The foundation that makes everything taste better
Great cooking starts with great stock. It’s the quiet hero behind rich soups, glossy sauces, and deep flavour — and it’s one of the simplest things you can make at home.
I always say: if you can boil water, you can make stock.
The difference is learning how to keep it clean, clear and full of flavour (without additives and without drama).
What you’ll learn in this tutorial
- How to pull maximum flavour from bones and veg
- The simple tricks for clear stock (no cloudy soup water here)
- How to make it stovetop or pressure cooker
- How to use veg trimmings and leftover roast chicken bones (less waste, more value)

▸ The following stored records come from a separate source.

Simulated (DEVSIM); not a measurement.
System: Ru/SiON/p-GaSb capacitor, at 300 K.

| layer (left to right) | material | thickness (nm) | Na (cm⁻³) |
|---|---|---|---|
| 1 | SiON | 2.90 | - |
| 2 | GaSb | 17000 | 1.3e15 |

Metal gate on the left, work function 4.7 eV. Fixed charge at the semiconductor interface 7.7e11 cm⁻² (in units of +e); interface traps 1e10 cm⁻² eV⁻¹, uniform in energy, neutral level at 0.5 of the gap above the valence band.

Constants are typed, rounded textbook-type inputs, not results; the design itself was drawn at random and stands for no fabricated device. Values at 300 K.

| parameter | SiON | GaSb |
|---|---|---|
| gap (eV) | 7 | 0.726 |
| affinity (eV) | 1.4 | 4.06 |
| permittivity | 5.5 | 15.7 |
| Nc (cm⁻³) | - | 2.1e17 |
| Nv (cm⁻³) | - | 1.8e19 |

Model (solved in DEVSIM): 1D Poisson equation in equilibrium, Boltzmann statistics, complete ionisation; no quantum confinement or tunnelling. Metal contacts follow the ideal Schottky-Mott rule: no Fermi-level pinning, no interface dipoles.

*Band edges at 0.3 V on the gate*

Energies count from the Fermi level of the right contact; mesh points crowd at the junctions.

- How to store and freeze it so you’ve always got “liquid gold” ready to go
Why bother making your own?
Because once you’ve got proper stock in the freezer, weeknight cooking becomes easier:
- soups and noodle bowls taste like you tried harder than you did
- risotto gets depth without extra ingredients
- sauces get that glossy, restaurant finish
- and you control what’s in it (no weird additives)
You’ll need
- A large stockpot or pressure cooker
(I highly recommend the Ninja Foodi 11-in-1 for ease.) - Raw chicken bones (frames, wings, necks — or leftover roast chicken bones)
- Onion, carrot, celery (roughly chopped)
- Bay leaf, parsley, peppercorns, thyme
- Cold water
- Fine strainer or muslin cloth
- Airtight containers for storing/freezing
Method: Stovetop (classic way)
- Add bones to a large pot. Add onion, carrot, celery and aromatics.
- Cover with cold water (cold start helps pull flavour gently).
- Bring up slowly until it reaches a gentle simmer.
- Skim any foam that rises to the top in the first 20–30 minutes.
- Keep it at a bare simmer (don’t boil), uncovered or slightly cracked lid.
- Simmer until you’re happy with the flavour (usually a few hours).
- Strain through a fine strainer or muslin.
- Cool quickly, portion, and store.
Method: Pressure cooker (fast and tidy)
- Add bones + veg + aromatics to the pot.
- Add cold water (don’t overfill — follow your cooker’s max line).
- Pressure cook, then allow pressure to release safely.
- Strain, cool, portion and store.
(Same flavour principles — just faster, and your kitchen stays cleaner and cooler.)
Chef’s Tricks (this is the bit that makes it “good”)
- Cold water start: better extraction, cleaner flavour.
- Gentle simmer only: boiling makes stock cloudy and can taste “muddy.”
- Don’t stir it like soup: let it do its thing.
- Skim early: that’s where clarity comes from.
- Don’t salt your stock: season the dish you use it in (stock reduces, salt concentrates).
- Use trimmings: celery leaves, herb stalks, carrot ends — all good (just avoid bitter brassica scraps like lots of broccoli/cauli).
Optional: Turn it into an Asian Master Stock
If you want that next-level “everything tastes incredible” base, add:
- star anise
- lemongrass
- ginger
- coriander
That’s a brilliant foundation for noodles, dumplings, ramen-ish bowls, or braises.
Storage (simple + safe)
- Cool it fast (shallow containers help).
- Fridge for near-term use, freezer for longer storage.
- Portion it in meal-sized amounts so you’re not thawing a whole bucket every time.
Final word from Chef Ian
"Once you make your own stock you will never use store bought again."